Does this construction rely on the axiom of choice? Let $X = \{0,1\}$. We define $f: \mathbb Z_+ \rightarrow X^\omega$ as $$f(n) = (\underbrace{0,...0}_{n-1},1,0...)$$ According to my understanding of the choice axiom, $f$ shouldn't rely on it. Let us now define another very similar construction. Let $A = \{\{x_i\}\}_{i \in \mathbb Z_+}$ be an indexed family, where $x_i = (\underbrace{0,...,0}_{i-1},1,0...) \in X^\omega$. Now there exists ($A$ is a collection of nonempty sets) a choice function $$c: A \rightarrow \bigcup_{i \in \mathbb Z_+} \{x_i\}$$ where $c(\{\{x_i\}\}) = x_i, \forall i \in \mathbb Z_+$. If we now define $g: \mathbb Z_+ \rightarrow A$ such that $g(i) = \{\{x_i\}\}, \forall i \in \mathbb Z_+$ does $g \circ c$ rely on the axiom of choice? Clearly $g \circ c$ and $f$ are almost the same, but I'm not sure if defining $A$ or $g$ constitutes as making an arbitrary amount of choices. Note I am just learning to use the axiom of choice so my intuition isn't quite there yet, hence the question.
 A: When you are dealing with singletons there is no room for arbitrary choices. Therefore the axiom of choice is not necessary.
If we have a set of singletons $A$, we can easily describe a choice function: $F(\{a\})=a$. In other words, if $u$ is in $A$, then we know that there is a unique $a$ such that $u=\{a\}$, therefore map $u$ to this unique $a$.
Now, since you wrote $A$ already as the image of a function $g(i)=\{\{x_i\}\}$, there was really no involvement of the axiom of choice.
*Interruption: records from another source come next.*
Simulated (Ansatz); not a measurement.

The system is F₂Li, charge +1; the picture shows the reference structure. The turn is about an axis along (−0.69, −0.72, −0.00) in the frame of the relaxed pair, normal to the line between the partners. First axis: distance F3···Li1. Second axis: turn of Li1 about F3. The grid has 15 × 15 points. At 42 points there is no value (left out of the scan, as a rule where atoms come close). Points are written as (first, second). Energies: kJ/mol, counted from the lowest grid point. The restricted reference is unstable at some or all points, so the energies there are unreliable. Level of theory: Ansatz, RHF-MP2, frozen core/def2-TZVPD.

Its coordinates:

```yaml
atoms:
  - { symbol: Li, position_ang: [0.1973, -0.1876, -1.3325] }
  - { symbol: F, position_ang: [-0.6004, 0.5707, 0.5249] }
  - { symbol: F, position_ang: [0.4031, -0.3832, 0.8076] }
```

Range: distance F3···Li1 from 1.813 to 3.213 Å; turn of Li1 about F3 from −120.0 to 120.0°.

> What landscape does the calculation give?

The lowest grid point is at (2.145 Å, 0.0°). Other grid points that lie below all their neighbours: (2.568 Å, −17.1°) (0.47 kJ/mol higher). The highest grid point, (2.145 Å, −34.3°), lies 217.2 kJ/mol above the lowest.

A modicum of intuition about choice.
The axiom of choice is needed when you do not have a uniform way to specify elements from your set. That means that you cannot identify some property that exactly one element from each set will satisfy. 
When we say property, we allow it to depend on parameters, or be very complicated such as "if the set is finite and has $3$ elements, choose this and that; if the set has infinitely many elements ...", it just needs to provably select a single member from each member of the family.
One example of a "complicated property" can be given when the family is finite. Then we can prove by induction on the size of the family that there is a choice function. This means that we can instantiate a choice function, and define the property as being the chosen element. 
But to your case here, where we're only dealing with sets that have exactly one element, then it's easy to uniformly define  a single element from each singleton. Well, it's that element. 
Another example is if we are given a set with three elements, $\{a,b,(a,b)\}$ (where $(a,b)$ is the ordered pair $a,b$), then I can either choose the ordered pair, or I can choose the left one, or I can choose the right one. Or I can mix them.